[08/10] Implement C++14 numeric separators
Checks
Commit Message
C++14 allows the use of the apostrophe as a numeric separator; that
is, "23000" and "23'000" represent the same number. This patch
implements this for gdb's C++ parser and the C++ name canonicalizer.
I did this unconditionally for all C variants because I think it's
unambiguous.
For the name canonicalizer, there's at least one compiler that can
emit constants with this form, see bug 30845.
Bug: https://sourceware.org/bugzilla/show_bug.cgi?id=23457
Bug: https://sourceware.org/bugzilla/show_bug.cgi?id=30845
---
gdb/c-exp.y | 28 +++++++++++++++++++++++-----
gdb/cp-name-parser.y | 31 ++++++++++++++++++++++++++-----
gdb/testsuite/gdb.cp/misc.exp | 4 ++++
3 files changed, 53 insertions(+), 10 deletions(-)
Comments
On 4/21/24 10:00 AM, Tom Tromey wrote:
> C++14 allows the use of the apostrophe as a numeric separator; that
> is, "23000" and "23'000" represent the same number. This patch
> implements this for gdb's C++ parser and the C++ name canonicalizer.
>
> I did this unconditionally for all C variants because I think it's
> unambiguous.
>
> For the name canonicalizer, there's at least one compiler that can
> emit constants with this form, see bug 30845.

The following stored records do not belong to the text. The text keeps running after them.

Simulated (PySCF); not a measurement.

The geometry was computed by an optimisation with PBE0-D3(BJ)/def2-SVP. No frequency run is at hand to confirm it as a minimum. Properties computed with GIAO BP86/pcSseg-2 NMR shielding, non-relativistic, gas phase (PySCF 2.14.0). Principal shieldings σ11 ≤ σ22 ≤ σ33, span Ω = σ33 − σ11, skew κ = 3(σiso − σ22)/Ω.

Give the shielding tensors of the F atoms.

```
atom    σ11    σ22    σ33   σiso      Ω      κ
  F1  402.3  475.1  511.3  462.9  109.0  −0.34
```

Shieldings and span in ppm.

I guess this is the only separator allowed so far? Longer term I
do think it might be easier to understand the code if you always
allocate a new string and copy valid characters into just using a
'continue' to skip characters you want to drop. Perhaps though
this is a hot path where the extra allocation would be noticable?
I also wonder if there might be benefit in a commit prior to
this that pulls out the shared code here into a single routine
that these files share? (Or is that not quite as doable with
yacc?)
>>>>> "John" == John Baldwin <jhb@FreeBSD.org> writes:
>> For the name canonicalizer, there's at least one compiler that can
>> emit constants with this form, see bug 30845.
John> I guess this is the only separator allowed so far?
Yeah. It was added in C++14.
John> Longer term I
John> do think it might be easier to understand the code if you always
John> allocate a new string and copy valid characters into just using a
John> 'continue' to skip characters you want to drop. Perhaps though
John> this is a hot path where the extra allocation would be noticable?
In c-exp.y, probably not.
In cp-name-parser.y -- maybe. That code is run when demangling, and
sometimes that means it is run quite a bit.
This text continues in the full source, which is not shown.